After a week of negative postings, time for a cheerier word. Two really good moments in church this morning:
First, there was a moment or two of perfect silence - apart from the quiet organ music which seemed, miraculously, to have hushed even the most insistent noise-makers - before the service began, as if all there were holding their breath in anticipation. (Actually, there were two further minutes of silent prayer in mid-sermon, but this was somehow less miraculous)
And secondly, the first hymn. We sang Wesley's
O for a thousand tongues to sing.... to the tune Lyngham - a tune I first sang 45 years ago at choral camp to these words:
There was an auld Seceder Cat,
And it was unco gray;
It brocht a moose into the hoose
Upon the Sabbath day:
They took it to the Sess-i-on,
Wha it rebukit sore,
And made it promise faithfully
To do the same no more.
We were told at the time that these words were used so that choirs practising on weekdays could learn their parts without singing holy words, and we bellowed them with glee. Thing about this tune is the absolute need for the men to com in strongly without the upper parts at the last line, which is repeated several times in imitation till it all comes triumphantly together at the end.

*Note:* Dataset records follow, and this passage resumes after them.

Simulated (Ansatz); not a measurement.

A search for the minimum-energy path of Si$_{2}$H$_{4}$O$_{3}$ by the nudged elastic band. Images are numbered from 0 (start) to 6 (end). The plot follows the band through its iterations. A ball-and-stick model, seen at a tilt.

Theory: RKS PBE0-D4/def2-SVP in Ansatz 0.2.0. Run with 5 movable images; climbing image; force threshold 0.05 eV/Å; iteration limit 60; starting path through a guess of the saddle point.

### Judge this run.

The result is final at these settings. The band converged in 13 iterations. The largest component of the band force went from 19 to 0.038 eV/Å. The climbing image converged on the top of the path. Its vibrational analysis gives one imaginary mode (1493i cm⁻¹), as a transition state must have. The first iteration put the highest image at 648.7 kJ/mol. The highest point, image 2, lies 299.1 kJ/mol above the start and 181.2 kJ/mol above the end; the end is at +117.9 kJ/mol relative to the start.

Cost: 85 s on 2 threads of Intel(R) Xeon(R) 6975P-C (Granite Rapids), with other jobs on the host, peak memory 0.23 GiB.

Now, in our wee church we are somewhat short of men, especially since the eighty-something tenor decided we didn't give him enough to do and took himself off to the kirk, so this hymn could have been a sad failure. But what was joyous was the way that having faltered somewhat in the first verse the men there got steam up by the second verse and by the end of the hymn were giving it laldy. And it was all the more joyous because it was so unexpected.
So there you are. A great tune, seriously old-fashioned, and words full of poetic diction and curtailed syllables (to fit the scansion) - but a great result. And suddenly I felt at one with the world and in complete accord with my fellow-worshippers. Guess I'm in the right church, huh?